I personally hope that the big names in netbooks choose to skip the home basic/starter editions since we have already seen there machines can handle Home Premium.
You are not guaranteed a right by the constitution to buy a computer how you want it. You are guaranteed a right to have a choice whether to buy or not. You don't like it, don't buy it. Simple free market economy, which communists like you don't understand.
You don't have to use Win7, get linux or buy an apple. sheesh
I smell ... lawyers from Taiwan. From a 2008 article:
The [Taiwanese] government investigation into Microsoft will also look into complaints Microsoft is limiting consumer choices by restricting the availability of Windows XP on new PCs and whether or not pricing of Microsoft products is fair to consumers on the island.
Intel has determined a netbook will not exceed a screen size of 10".
Microsoft has deteremined that netbook will not exceed a screen size of 10".
Sounds fair to me. Anything larger is a notebook. The entire point of a netbook is to have a small, compact unit that is low powered and has just enough to get the job done. Why would you want to put a large featured OS on a product that won't be able to make use of it? Doesn't make sense at all.
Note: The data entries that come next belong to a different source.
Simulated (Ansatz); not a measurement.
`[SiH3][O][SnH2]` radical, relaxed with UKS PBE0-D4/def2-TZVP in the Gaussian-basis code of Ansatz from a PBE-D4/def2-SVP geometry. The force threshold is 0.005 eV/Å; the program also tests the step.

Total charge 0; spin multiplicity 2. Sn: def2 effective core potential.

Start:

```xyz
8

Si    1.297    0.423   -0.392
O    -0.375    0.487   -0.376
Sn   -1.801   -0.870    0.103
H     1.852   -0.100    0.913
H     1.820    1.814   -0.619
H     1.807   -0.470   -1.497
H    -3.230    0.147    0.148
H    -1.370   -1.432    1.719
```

if this results in a lower per unit price for the OS to the OEM's, how can people be against that?
The pricing mdoel does look mad. What valid justification can they provide for it being approprate.
Maybe something like CPU utilisation may be better, but everything else as far as I can tell is subjective.
- by NW-J May 30, 2009 1:06 PM PDT
- Maybe Microsoft would like to tell Samsung that their NC-20 is not a netbook.